NOTE: This is an update to a post from August 27, 2008. I recently ripped the album with my new turntable, so I'm updating the post.
There used to be a small, obscure record label called Ralph Records. Technically there still is, but now it's not actually a music label. It's actually a distribution company for The Residents, for whom Ralph was originally created, after all. Also it's now called Ralph America.
I bought some stuff from them when I used to get their mail-order catalogs back in the 80s. As I said before, I probably discovered them via the book High Weirdness By Mail. I would have bought a lot more if I'd had the money, but alas. One of the albums they put out was Potatoes: A Collection of Folk Songs from Ralph Records in 1987. The spine of this jacket says it's Potatoes Vol. I. Was there ever a Vol. II? I don't know. I never heard of it, but of course I could be simply be ignorant of it.
This was one of the first albums I converted to mp3 back when I had my old turntable, but I didn't do the whole album. I skipped some of the songs that I didn't particularly care for--something which I'd never do now (UPDATE: this time I ripped the whole thing).
You won't find an entry in Wikipedia on this album, but you can find a different version (CD re-release) of it at Amazon.
From the notes:
As far back as any musical memory, and up to this very record, artists have tried to define and appropriate to their own satisfaction the ever elusive expression of folk music.So...what's it like? I am glad you asked.
Ralph Records is proud to announce its seduction by the folk muse and to present the progeny of this joyful union.
Folk music is a reflection of life in the world. Given the world of today, folk music aficionados should be prepared for some novel twists. However, they shouldn't be surprised to hear traditional strains as well.
This collection of songs is what a handful of artists have done with what was handed down to them. Maybe these songs will in turn serve as motivation to future folk heroes.
We hope you enjoy them.
It starts out with a traditional American fiddle tune called "Fire on the Mountain" by Blitzoids, except that they "have chosen to arrange it like a mutant square dance." Except it's not so much a dance as a series of crashing lurches. Very nice.
Renaldo and the Loaf were associates of the mysterious The Residents. They perform song #2: a traditional Liverpudlian sea chanty called "Haul on the Bowline."
Song #3 is one of my favorites, "Canto del Pilon" by Maria Marquez and Frank Harris. It's a traditional Venezuelan woman's work song but all sounds except the singing were made with the Synclavier (totally state-of-the-art synthesizer music system in 1987). Very hypnotic and beautiful, even though I don't understand the language.

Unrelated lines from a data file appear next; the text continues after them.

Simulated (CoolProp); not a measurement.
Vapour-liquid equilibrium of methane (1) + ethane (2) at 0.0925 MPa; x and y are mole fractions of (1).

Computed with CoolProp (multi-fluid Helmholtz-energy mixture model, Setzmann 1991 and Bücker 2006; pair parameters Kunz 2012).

The Residents come in at #4 with their interpretation of Hank Williams' "I'm So Lonesome I Could Cry." If you know what a Residents interpretation of a song can sound like, I don't need to explain it. If you don't, there's no way I can explain it. But once you've heard it, you probably won't ever forget it.
Terra Incognita are at song #5 with the traditional country folk hymn "Rank Stranger." Most people are more familiar with the version recorded by the Stanley Brothers, but this is a good version, too.
The last song on side 1 is "The Ballad of Sawney Bean/Sawney's Death Dance" by Snakefinger's Midi-Evil Vestal Virgins. Snakefinger is another associate of the Residents, and gained his nickname from the way his fingers fly while picking his guitar. This song was written by him, based on the true story of Sawney Bean, who led a clan of inbred cannibalistic Scots in the early 1400s until King James had him hunted down and executed. (click to download a sample)
Side 2 opens with "My Hometown" by Mark Mothersbaugh of Devo fame. A quick little guitar-accompanied anthem to Akron, Ohio. I intend to write a whole post about this song eventually, but I am still in the data-gathering phase. Teaser: unless I am mistaken, this song has a tie-in with an old Andy Griffith episode.
After that is "The Billy Bee Song." The female singer who recorded this did so anonymously. It sounds like she's sitting in a rocking chair on her porch singing this between slugs of moonshine. A sad, desperate song. This one presented some special problems for me because it was intentionally recorded to sound like it was being played on a very old, crackly record. Unfortunately it had a few real pops, which I had to try and dig out manually so the auto-filters wouldn't screw with the fake crackles. As a result, this is the only song that I don't consider to be a perfect rip. But what's left of the real pops probably aren't noticeable unless you've actually looked at the waveform and know what to listen for.
Then we have the legendary Negativland with "Perfect Scrambled Eggs." The milk makes all the difference.
"Mamma Made Me Do It" by Voice Farm is probably my second favorite song on the album, after "Sawney Bean" (and tied with "Canto del Pilon"). This is another of the original songs on the album, written by members of Voice Farm and inspired by a film called La Juajira (I think that's misspelled. I think the title is really La Guajira, with a "G"). A sweet, creepy song with a spoken-word ending.
This is the part about the bones...Next is Clubfoot Orchestra with "Japanese Song Too," which is either an adaptation of a Japanese folk song or a song they wrote that sounds like a Japanese folk song--I'm not sure which. Then there's Rhythm and Noise with "Berta's Hammer," a two-song medly of prison songs that sounds like it's being sung by a real chain gang. The closer is a short traditional song called "Potatoes."
There's a little sleepy village in South America where they have a little ritual, and they...they dig up the bodies of the dead after they've been buried for about eight years and, uh...they take the fleshy part...what was the fleshy part off the bones and...it's considered an honor to do this...the women, mostly, and...the men are sitting around playing cards while the women are crying...
So... used CDs at Amazon start at around $30 (new ones are selling for $70). Is it worth it? To me, no. Especially since the re-release seems to have deleted a couple of my favorites and replaced them with songs I've never heard. I guess it's a good thing I bought the LP for less than $10 back in 1987. Especially since it provided so much entertainment way back when by way of my memorizing, and subsequently singing, "Sawney Bean" after I'd had a couple of beers.
Way back when, like I said. But I still have the song memorized.
Ripping results: perfect except for "The Billy Bee Song," as I mentioned above.